Apparently there's 500 hours of video uploaded to YouTube every minute (30 seconds every millisecond). Assuming 4K@60fps, that works out to 14,929,920,000 pixels per millisecond.

If YouTube wanted to give every incoming pixel its own UUIDv7, they'd see a collision rate just under 0.6%.


    > Assuming 4K@60fps [...] they'd see a collision rate just under 0.6%
This doesn't detract from your point of collisions like that being viable at that scale, but assuming an average of 4K@60fps is assuming a lot. The average video upload there is probably south of 1080p@30fps.


You're glossing over the fact that they assumed youtube would want to assign a UUID to each pixel in a 4k@60fps video as the use case that this would fail for...
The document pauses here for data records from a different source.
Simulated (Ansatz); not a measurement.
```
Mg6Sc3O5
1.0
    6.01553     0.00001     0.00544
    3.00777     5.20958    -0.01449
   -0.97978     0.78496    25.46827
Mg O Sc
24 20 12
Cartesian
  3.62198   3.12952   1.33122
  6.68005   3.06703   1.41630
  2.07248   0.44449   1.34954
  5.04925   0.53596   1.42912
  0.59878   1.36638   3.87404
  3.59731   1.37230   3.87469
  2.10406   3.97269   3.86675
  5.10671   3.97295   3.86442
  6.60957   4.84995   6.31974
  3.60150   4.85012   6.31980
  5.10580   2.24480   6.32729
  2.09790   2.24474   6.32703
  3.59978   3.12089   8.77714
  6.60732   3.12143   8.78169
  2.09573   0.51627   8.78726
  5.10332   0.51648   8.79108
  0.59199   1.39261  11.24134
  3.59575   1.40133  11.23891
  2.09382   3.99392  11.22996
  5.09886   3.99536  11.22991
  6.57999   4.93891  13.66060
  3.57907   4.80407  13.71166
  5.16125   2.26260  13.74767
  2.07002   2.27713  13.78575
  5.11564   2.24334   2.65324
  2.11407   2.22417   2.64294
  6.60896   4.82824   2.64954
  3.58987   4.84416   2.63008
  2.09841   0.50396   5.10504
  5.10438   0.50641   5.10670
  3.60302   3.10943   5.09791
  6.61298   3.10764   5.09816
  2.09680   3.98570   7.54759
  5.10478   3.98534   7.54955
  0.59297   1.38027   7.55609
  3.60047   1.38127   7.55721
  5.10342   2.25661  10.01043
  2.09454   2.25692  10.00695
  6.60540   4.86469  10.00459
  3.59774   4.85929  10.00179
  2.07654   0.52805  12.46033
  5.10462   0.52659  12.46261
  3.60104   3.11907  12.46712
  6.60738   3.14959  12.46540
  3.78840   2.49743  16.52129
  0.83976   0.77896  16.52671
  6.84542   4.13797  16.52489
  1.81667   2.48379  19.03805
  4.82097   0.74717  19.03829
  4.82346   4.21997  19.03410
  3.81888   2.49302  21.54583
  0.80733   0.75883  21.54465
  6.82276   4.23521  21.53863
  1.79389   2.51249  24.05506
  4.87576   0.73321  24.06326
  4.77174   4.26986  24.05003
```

Excellent example. And at that scale, you are generating 100TB/s in UUIDs so if you need to store them, you have much bigger problems than collisions.


>You

The entire universe. Else it's not universally unique.


I like UUIDv7s as database IDs since they sort chronologically, are unique, and are efficient to generate. My system chooses the UUIDs; I don't allow externally generated IDs in. If I did, then an attacker could easily force a collision. As such, I only care about how fast I create IDs. This is a common pattern.

If your system does need to worry about UUIDv7s generated by the rest of the universe, you likely also need to worry about maliciously created IDs, software bugs, clocks that reset to unix epoch, etc. I worry about those more than a bonefide collision.


Your app is must be popular to be having an entire universe "amount" of users lol

joke aside all of this is theorical, in practical application its literally impossible to hit it that it doesn't matters if its possible or not since you are not google scale anyway


It's not just your app. It's any other app or data provider that you may now or in the future interact with.


Only if the other side uses your key as theirs, and uses it to store data from many sources. I, personally, don't feel it's hardly worth considering. A primary key under your own control doesn't cost much, and is a better choice.


That's not how namespacing works though, is it?

Getting UUID 'A' from app 'X' is easily distinguishable from UUID 'A' from app 'Y'.


The point of the first U in UUID, universal, is that you don't need to use namespacing.


Universal mean unique that uid wouldn't be used anyone else in any point in history or just universal available in one app????

because you just overreach at this point, if you can develop a better one. be my guest


Obviously, just the part within our light cone.